As I’ve said before, I really love my Bernina Q20, Fritz, that I have set up as a sitdown longarm. I belong to a couple of Facebook groups, and one in particular, for sharing things about this machine. I decided I would write a blog (with a bit of humility and a lot of experimenting behind me) about how I set my machine up for quilting, because there are a lot of new quilters out there with this machine who seem to have a lot of questions. Please understand this is how I work best with MY machine, but I thought it might still be of some value to the newer Q20 owners anyway.
Just so we are all singing from the same page, I have attached a pdf of the manual for reference:
To me, the greatest thing about this is how much control I have of the stitching. There are quite a few things that make an impact on that…the thread, the needle, the bobbin thread, the bobbin setup, and all the neat settings provided on the machine, and then there is the wonderful kickstart. If you haven’t done the upgrade and don’t yet have your kickstart, I hope you will do so right away.

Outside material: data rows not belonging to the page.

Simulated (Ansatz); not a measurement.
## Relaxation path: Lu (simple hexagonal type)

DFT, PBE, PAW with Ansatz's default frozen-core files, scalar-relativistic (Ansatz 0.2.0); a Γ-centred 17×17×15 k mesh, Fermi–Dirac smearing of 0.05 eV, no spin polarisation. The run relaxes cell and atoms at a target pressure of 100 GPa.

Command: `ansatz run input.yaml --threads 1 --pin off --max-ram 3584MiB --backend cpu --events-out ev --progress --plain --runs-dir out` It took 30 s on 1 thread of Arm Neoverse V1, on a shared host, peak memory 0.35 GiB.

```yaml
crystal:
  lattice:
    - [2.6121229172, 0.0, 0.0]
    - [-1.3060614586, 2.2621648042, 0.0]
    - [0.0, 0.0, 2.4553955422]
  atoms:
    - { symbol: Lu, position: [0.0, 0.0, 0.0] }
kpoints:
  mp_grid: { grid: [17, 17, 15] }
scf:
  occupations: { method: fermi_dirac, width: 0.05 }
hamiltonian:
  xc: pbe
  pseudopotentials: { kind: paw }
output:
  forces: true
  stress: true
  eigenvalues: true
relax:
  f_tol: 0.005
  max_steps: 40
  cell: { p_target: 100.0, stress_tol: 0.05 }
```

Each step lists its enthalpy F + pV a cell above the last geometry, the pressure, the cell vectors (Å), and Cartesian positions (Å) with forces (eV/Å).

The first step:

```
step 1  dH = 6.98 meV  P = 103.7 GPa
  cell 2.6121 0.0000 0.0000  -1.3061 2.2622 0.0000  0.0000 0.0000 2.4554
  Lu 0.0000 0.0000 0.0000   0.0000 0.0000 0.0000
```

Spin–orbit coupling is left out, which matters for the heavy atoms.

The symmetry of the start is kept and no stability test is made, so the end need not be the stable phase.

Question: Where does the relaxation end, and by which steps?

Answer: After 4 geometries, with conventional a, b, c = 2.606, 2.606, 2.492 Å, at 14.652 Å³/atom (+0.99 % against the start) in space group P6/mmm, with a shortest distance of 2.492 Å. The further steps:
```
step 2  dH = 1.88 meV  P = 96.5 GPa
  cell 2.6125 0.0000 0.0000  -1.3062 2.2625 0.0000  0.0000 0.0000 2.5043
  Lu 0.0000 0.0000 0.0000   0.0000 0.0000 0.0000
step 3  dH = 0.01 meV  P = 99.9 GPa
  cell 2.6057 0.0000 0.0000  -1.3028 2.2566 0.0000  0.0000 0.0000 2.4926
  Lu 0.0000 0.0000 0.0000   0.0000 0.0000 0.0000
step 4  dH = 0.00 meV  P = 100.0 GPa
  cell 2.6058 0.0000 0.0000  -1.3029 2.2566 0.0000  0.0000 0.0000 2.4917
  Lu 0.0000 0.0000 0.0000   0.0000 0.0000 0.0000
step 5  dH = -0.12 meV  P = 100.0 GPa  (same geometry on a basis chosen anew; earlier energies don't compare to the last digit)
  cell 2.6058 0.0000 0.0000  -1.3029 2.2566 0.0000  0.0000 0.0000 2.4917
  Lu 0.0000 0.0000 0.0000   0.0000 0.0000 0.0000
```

I had my machine for about a month before I realized it has programs where you can set up all your top tensions, speeds, and stitch lengths for all the modes and save it (see pages 73-74). I have mine programed for different weights of threads. 40 wt polyester, 100 wt silk, and 12 weight cotton. The fourth one is the default settings, so really there are only three you can set and save, but that seems enough to me. I felt pretty dumb when I found this out, because I was resetting everything every time I turned it on. I have worked out a chart of settings for my own use, so I thought I’d share. First see pages 29-31 in the manual for a discussion of how they see threads and needles, then see my personal preferences chart
chart for Q20
I have all the attachments available for the Q20, but there aren’t many (thank goodness). I already had the feet that work with my Q20 (see page 22 in the manual), mostly because I collected them while I was learning to FMQ on my Bernina 830 LE, and they fit. I even have the double needle stitch plate (see page 46 through 49 for threading for double needle stitching) and the horizontal spool pin necessary for straight wound spools (see page 23).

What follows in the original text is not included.